Some dogs are naturally super mellow and calm, and some, like my dog, are not.
If there’s anything remotely out of the ordinary—a sound off in the distance, a piece of garbage in front of our home, if the tone of my voice changes—he immediately perks up and investigates, hyper alert. Part of it is his protective nature (he’s a German Shepherd), part is that he’s had to deal with chronic itching his whole life—which would make anyone anxious—and part is that he’s just an enthusiastic fellow who wants to be involved. The long and short of it is, he gets anxious.
As a result, he’s gone through quite a bit of training. One of his trainers, Certified Professional Dog Trainer Kate Connell, who runs Calmer Canines, actually specializes in calming dogs down. Out of all his training, her’s was the most effective in working Guinness into a less anxious state.
Connell offers the following tips to help calm your anxious dog.
Kate Connell, CPDT-KA, creator and owner of Calmer Canines
Treats, Treats, and More Treats
Use soft or lickable treats over hard ones because, “chewing, crunching, and chasing bouncing treats is exciting and will amp your dog up instead of calming them down,” she said.
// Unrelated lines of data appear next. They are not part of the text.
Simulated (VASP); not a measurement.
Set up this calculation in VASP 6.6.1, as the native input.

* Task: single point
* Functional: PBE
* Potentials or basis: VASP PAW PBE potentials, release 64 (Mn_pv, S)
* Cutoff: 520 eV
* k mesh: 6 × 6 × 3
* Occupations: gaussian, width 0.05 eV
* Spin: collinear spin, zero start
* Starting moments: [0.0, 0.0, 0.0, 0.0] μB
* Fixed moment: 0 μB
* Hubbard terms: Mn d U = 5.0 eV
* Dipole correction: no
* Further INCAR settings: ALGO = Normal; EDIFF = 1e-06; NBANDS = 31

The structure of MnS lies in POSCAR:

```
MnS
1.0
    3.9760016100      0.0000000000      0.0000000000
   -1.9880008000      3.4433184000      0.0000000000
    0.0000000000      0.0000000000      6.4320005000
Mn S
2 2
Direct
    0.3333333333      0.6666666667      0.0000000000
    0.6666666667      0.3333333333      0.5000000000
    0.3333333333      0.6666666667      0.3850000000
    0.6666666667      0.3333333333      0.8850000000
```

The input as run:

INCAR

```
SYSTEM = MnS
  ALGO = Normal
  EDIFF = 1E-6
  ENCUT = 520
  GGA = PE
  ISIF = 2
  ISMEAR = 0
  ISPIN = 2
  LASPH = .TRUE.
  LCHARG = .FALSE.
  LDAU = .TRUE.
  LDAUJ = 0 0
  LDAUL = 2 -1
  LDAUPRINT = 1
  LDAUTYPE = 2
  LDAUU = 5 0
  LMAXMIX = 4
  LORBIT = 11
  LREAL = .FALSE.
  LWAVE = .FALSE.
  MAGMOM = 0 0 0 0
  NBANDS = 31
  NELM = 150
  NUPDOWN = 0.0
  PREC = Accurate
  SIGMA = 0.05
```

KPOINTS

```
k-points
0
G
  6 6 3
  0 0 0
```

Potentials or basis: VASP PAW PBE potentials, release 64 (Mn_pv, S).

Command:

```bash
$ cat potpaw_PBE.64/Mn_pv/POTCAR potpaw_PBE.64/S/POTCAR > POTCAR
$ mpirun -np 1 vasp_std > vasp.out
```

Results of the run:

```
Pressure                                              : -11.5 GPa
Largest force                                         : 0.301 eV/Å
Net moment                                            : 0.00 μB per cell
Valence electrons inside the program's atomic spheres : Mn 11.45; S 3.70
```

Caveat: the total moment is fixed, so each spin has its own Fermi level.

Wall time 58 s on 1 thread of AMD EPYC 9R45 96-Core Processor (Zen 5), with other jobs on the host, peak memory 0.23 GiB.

Try rehydrated finely ground dog foods, cottage cheese, or plain yogurt in a refillable camping squeeze tube. You can use shredded, baked, or boiled chicken, chopped string cheese, or sausage-like rolled dog foods for treats that need to be dropped on the ground.
Deep Breaths Help
Deep breathing can be calming for dogs too. Sit or stand in front of your dog in a relaxed posture with treats in your hand but hidden from view behind your back, said Connell. Take a slow, deep breath and blink softly. Wait for your dog to close his mouth and stop panting for even just a brief moment. When he does, say “yes” in a soft voice and calmly bring a treat to his mouth. Continue this until your dog has slowed his breathing. The ultimate goal is for your dog to take deep breaths that cause his nostrils to flare whenever you take a deep breath.
Have Him Rest His Chin
Place your right hand a few inches in front of your dog just below his chin height, with your palm up and gently curved, and your thumb pointed toward him, said Connell. With treats in your left hand, move it across your right palm so that your dog’s nose follows the treats and his chin ends up over your right hand—though he may not be touching your right palm yet. Say “yes” as his chin moves over your palm and give him a treat. Over time, bring your left hand lower so that your dog will press his chin down into your right palm, then say “yes” and offer the treat. Gradually increase how long your dog is expected to hold his chin in place before you say “yes” and give the treat. Increase the time by 1/4- to 1/2-second increments. When he can comfortably hold his chin in place for 2-3 seconds, offer your palm without showing him treats, take a deep breath when he places his chin, then say “yes” and treat. If your dog knows the breathing exercise, he should take a deep breath as well.